What Is the Linear Acceleration of a Sphere Rolling Down an Incline?

[rleung3]

Hey,

I have been thinking about this problem for a while to no avail. Any input would be greatly appreciated. Thanks!

Homework Statement

A solid sphere of mass M and radius R rolls without slipping down a 30 degree incline (see figure attached).

What is the linear acceleration, a, of the sphere down the incline?

Homework Equations

I=(2/5)MR^2

torque = (Ia)/R = rxF

The Attempt at a Solution

I only know of two ways to solve for this: energy methods or torque methods. To do torque, I would need to know the value of the static friction that is keeping the ball from slipping, but I don't have that information. For energy methods, I don't have a height from where the ball began to roll, so I don't see how I can use that.

Here is my attempt at torque:

torque = (-Ia)/R = -fR where f=force of static friction

=> Ia = fR^2 => substitute I=(2/5)MR^2 => (2/5)(MR^2)a = fR^2 => f=(2/5)Ma => a=(5f)/(2M)

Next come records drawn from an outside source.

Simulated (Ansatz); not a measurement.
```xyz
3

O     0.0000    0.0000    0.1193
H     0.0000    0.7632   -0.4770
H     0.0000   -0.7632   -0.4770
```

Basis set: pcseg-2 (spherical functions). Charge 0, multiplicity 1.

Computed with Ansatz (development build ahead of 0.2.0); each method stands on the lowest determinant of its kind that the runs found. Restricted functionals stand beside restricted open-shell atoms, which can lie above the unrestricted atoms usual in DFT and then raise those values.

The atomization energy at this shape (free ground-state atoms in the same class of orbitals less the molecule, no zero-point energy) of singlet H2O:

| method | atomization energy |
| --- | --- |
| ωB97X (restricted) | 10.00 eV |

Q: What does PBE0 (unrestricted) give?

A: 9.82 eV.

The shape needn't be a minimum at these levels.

I don't know where to go from here. The answer is (5/14)g. I must be missing some type of other alternative to solving this problem, but I can't think of what. Thanks so much! I appreciate it.

Ryan

 

[marlon]

You need three essential parts :
F' is friction


1) Mgsin(30) - F' = Ma (a along incline and the positive direction is along the incline as well)

2) F' R = I \alpha

3) \alpha = a/R

Put the F' from 1) into 2) to get rid of it. Then use 3) to solve for a

marlon

 

[AlephZero]

If you want to use an energy method, you can assume it rolls an arbitrary distance starting from rest, find the final linear and angular velocities, then find the accleration using the formulas for motion with constant acceleration.

 

[rleung3]

Ohh! Thank you. Yea, I am definitely rusty at this..has been a while.